Wander Over Yonder uses parodies to successfully showcase style over substance

Wander Over Yonder uses parodies to successfully showcase style over substance

So yes, I read Craig McCracken’s post about continuity. It’s an informative piece for sure: cartoons tend to avoid continuity because, bottom line, it’s a hard sell to networks, which thrives on random repeats to keep eyeballs on the screen (although this may change crucially in the streaming era). I’m not at all interested in viewing Wonder Over Yonder through any lens of continuity–I’d like to think I made that point very clear in my previous reviews. I am concerned about consistency though: in which characters act like themselves no matter what they go up again or what “animation” or visual style they’re put through. Wander Over Yonder to its credit also does that very well, which makes it worth watching every week. The substance is top-notch too, but sometimes it tends to take a small backseat to the style, which isn’t a bad thing, but it is noticeable in a way that is beyond any continuity concerns.

Style is more important to these episodes of Wander Over Yonder than substance for a particular reason though, which is the distinct point of “The Legend.” A family aliens miss their escape ship while Dominator destroys their planet. Luckily Wander and Sylvia arrive to help them off their doomed homeworld, and in the process, the various aliens tell their individual stories about the so-called “hero of legend.” The stories reflect the personality of each person telling it, utilizing specific visual styles to add to the relative atmosphere of that story. None of the switched-up animation styles are evocative of a particular animator–although you can argue quite strongly that “Silver 7” is homaging Osamu Tezuka’s Astro Boy–but more about how certain animations evoke a certain aura, atmosphere, and aesthetic that helps each alien cope with their dilemma.

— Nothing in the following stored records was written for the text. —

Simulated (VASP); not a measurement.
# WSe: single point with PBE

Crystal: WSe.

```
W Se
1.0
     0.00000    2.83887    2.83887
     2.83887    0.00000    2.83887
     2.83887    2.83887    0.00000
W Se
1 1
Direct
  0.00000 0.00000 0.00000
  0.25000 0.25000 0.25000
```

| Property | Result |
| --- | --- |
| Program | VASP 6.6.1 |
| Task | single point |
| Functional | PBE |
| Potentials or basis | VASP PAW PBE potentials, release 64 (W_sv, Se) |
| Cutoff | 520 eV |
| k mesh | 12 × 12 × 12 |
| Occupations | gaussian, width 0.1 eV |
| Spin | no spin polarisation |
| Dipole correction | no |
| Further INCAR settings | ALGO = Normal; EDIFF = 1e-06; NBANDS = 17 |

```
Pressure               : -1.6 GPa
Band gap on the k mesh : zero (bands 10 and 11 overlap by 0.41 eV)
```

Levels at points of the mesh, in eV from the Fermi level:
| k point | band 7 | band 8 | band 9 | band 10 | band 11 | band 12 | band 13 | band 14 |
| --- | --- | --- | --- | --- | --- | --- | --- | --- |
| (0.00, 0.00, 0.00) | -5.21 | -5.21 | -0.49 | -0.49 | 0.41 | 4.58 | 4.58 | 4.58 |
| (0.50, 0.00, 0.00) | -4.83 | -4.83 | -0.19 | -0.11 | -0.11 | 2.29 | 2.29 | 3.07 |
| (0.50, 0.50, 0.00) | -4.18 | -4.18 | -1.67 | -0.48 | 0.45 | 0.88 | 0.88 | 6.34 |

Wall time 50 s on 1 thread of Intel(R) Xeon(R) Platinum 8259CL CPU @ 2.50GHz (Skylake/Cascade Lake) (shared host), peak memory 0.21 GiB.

Wander Over Yonder, of course, has a heck of a lot of fun with itself when it switches up its look. It’s been doing this for a while now–the live-action toy commercial in “The New Toy,” the more exaggerated looks in “The Hole Lotta Nuthin’,” the more absurd wackiness in “The Gift 2: The Giftening”–but here, the creators are more concerned with the very act of storytelling, and how the “style” of the story gives this family hope and a certain level of peace. Sure, Wander and Sylvia struggle to understand how these people can lean so heavily on their visions, but Wander knows that the important thing is less about the truth and more about how they cope with such a tragic reality.

“The Legend” has a clear, richer point that is utilized through its use of multiple animation styles. “The Bad Neighbors” attempts to reach its point through the style of one particular genre–the sitcom. I enjoyed the heck out of this episode, to be clear, but it sort of feels like that creators of this episode couldn’t quite grasp the nuances of the sitcom format to reach its ultimate goal, not in the same way that “The Legend” did with the various forms of animation. The sitcom format, with its cheesy laugh-track and call-and-response comedic beats, never allows for Hater’s or Peeper’s basic conflicts to move past the basic premise. (And not that necessarily needs to, but you can do a lot by the breaking down of the sitcom format that Wander never quite manages to do. In the same way that live-action writers tend to struggle with the animated format, it feels like these masters of animation couldn’t quite get a hand on the sitcom.)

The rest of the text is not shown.